0 Introduction
Today's society has entered the information age, and traditional information carriers and communication methods can no longer meet people's demand for information. Experiments have shown that compared with voice and abstract data, humans receive more information in the form of pictures and videos. Among them, video information is intuitive, specific and efficient, which determines that video communication technology will become one of the important technologies in the information age.
Since the amount of video data is huge, and the resources for storing videos are usually very limited, it is necessary to compress and encode the video to reduce the consumption of storage resources. However, in general, the higher the complexity of the compression algorithm used, the higher the compression ratio, and the lower the decoding speed during video playback. Therefore, while improving the encoding compression rate, it is also necessary to optimize the decoder accordingly to improve the performance of the video decoder on the target platform. This article implements the transplantation and vectorization of the ffmpeg decoder on Loongson 3B, improving the performance of the decoder on Loongson 3B.
1 Video Encoding/Decoding and Loongson 3B
1.1 Video Encoding/Decoding
At present, there are many mature compression coding/decoding methods. Among them, H.261, MPEG-1, MPEG-3 and H.263 use the first generation of compression coding methods, such as predictive coding, transform coding, entropy coding and motion compensation; while MPEG-4 and H.264 use the second generation of compression coding methods, such as segment coding and model-based or object-based coding.
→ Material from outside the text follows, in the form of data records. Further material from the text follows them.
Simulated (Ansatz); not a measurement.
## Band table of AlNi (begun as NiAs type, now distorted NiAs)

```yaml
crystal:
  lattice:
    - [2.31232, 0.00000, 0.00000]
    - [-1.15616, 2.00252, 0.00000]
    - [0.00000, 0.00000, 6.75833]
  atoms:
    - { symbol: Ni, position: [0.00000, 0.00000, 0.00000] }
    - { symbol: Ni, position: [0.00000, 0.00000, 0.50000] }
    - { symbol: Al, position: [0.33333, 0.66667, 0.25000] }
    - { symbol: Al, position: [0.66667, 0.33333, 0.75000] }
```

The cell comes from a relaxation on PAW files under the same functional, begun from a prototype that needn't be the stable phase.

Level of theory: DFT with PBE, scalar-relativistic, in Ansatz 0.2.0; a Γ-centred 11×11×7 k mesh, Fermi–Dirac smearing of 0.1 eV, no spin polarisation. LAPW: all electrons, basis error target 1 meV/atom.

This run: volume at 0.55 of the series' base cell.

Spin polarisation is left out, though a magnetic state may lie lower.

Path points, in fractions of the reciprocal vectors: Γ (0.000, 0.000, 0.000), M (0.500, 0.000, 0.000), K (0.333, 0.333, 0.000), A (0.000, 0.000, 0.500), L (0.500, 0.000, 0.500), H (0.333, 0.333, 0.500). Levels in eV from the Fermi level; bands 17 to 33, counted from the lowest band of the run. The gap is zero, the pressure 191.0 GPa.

The main purpose of video compression coding is to reduce the resources occupied by video storage, while the goal of decoding technology is to increase the decoding speed, thereby improving the smoothness of video playback. Common soft decoders based on H. 264 encoding methods include CoreAVC, ffmpeg and JM. Among them, JM is the codec provided by the H. 264 official website, which combines various coding/decoding algorithms, and the code structure is clear, which is very suitable for the research of video coding/decoding technology. The CoreAVC decoder is mainly used for commercial purposes, and its decoding rate is more than 50% faster than ffmpeg. ffmpeg is an open source decoder with relatively good performance. Many open source projects directly or indirectly use ffmpeg, such as mplayer player. Through comprehensive consideration of performance and open source characteristics, this article chooses ffmlpeg as the transplantation and vectorization object.
1.2 Loongson 3B architecture
While being compatible with the MIPS64 instruction set, the Loongson 3B processor also implements vector extension instructions for multimedia applications, which greatly helps improve the performance of video encoding/decoding applications.
Loongson 3B provides 256-bit vector registers and implements vector extension instructions including 256-bit vector access registers. Using vector instructions, operations on 32-byte width data can be completed at one time. Such a structure and instruction set design make Loongson 3B very suitable for implementing large-scale operations on the same type of data, such as matrix multiplication and FFT operations, as well as video encoding/decoding operations.
However, since ffmpeg does not support the Loongson 3B platform, it is necessary to complete the porting of ffmpeg to Loongson 3B. Before this article, there were some porting work of ffmpeg to other platforms and porting and optimization work for the Loongson platform, all of which achieved good results.
2 ffmpeg porting based on Loongson 3B
2.1 ffmpeg porting
The ffmpeg decoder provides support for different target platforms, and the files related to these platforms are stored in directories named after the target platform. For example, the ffmpeg decoder implements support for the arm and sparc platforms, as well as the x86 platform.
To implement ffmpeg decoder support for Loongson 3B, the following five steps are mainly completed:
(1) Modify the configure configuration file and add configuration options related to the Loongson architecture;
(2) Create a new Godson folder for Loongson and store all files related to the Loongson architecture in this folder;
(3) Add the newly added files that need to be compiled in the godson folder to the Makefile;
(4) Added a new initialization function dsputil_init_godson similar to dsputil_init;
(5) Add the declaration of the new function in the header file.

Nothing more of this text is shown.